Question

In Exercises \(7-12\) , use the Concavity Test to determine the intervals on which the graph of the function is (a) concave up and (b) concave down. $$y=5-x^{1 / 3}$$

Short answer

The function \(y = 5 - x^{1/3}\) is concave up where \(x > 0\) and concave down where \(x < 0\). Concavity is undefined at \(x = 0\).

Step-by-step solution

Calculate the first derivative

For the function \(y = 5 - x^{1/3}\), the first derivative \(y'\) is calculated using the power rule for derivatives: \(-\frac{1}{3}x^{-2/3}\). This simplifies to \(-\frac{1}{3x^{2/3}}\).

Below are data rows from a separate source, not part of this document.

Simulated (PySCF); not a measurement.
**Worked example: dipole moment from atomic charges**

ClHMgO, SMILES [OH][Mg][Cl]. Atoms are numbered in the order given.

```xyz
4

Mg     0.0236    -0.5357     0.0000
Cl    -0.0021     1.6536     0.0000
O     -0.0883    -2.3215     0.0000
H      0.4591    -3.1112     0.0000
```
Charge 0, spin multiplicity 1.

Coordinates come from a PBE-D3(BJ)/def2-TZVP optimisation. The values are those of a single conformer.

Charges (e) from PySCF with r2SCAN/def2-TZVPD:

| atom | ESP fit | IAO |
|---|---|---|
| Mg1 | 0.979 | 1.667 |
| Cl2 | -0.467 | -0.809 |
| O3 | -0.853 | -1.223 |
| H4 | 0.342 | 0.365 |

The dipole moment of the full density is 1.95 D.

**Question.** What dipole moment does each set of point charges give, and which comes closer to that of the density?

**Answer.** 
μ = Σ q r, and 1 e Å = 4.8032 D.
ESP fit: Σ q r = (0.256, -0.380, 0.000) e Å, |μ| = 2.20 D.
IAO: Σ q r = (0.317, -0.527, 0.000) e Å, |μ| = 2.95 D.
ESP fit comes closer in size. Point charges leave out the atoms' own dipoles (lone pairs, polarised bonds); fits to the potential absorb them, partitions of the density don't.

Determine the second derivative

The second derivative \(y''\) is calculated by differentiating the first derivative \(-\frac{1}{3x^{2/3}}\). The result is \(\frac{2}{9x^{5/3}}\).

Check the sign of the second derivative

The function is concave up where the second derivative is positive, and concave down where the second derivative is negative. Since \(x^{5/3}\) is always positive for any real number x, the second derivative \(\frac{2}{9x^{5/3}}\) is also always positive as long as \(x \neq 0\). Therefore, the function is concave up where \(x > 0\) and concave down where \(x < 0\).

Examine at the point of discontinuity

No continuity exists at \(x=0\) (since the denominator becomes zero in the second derivative). Hence, no conclusion regarding concavity can be made at this point.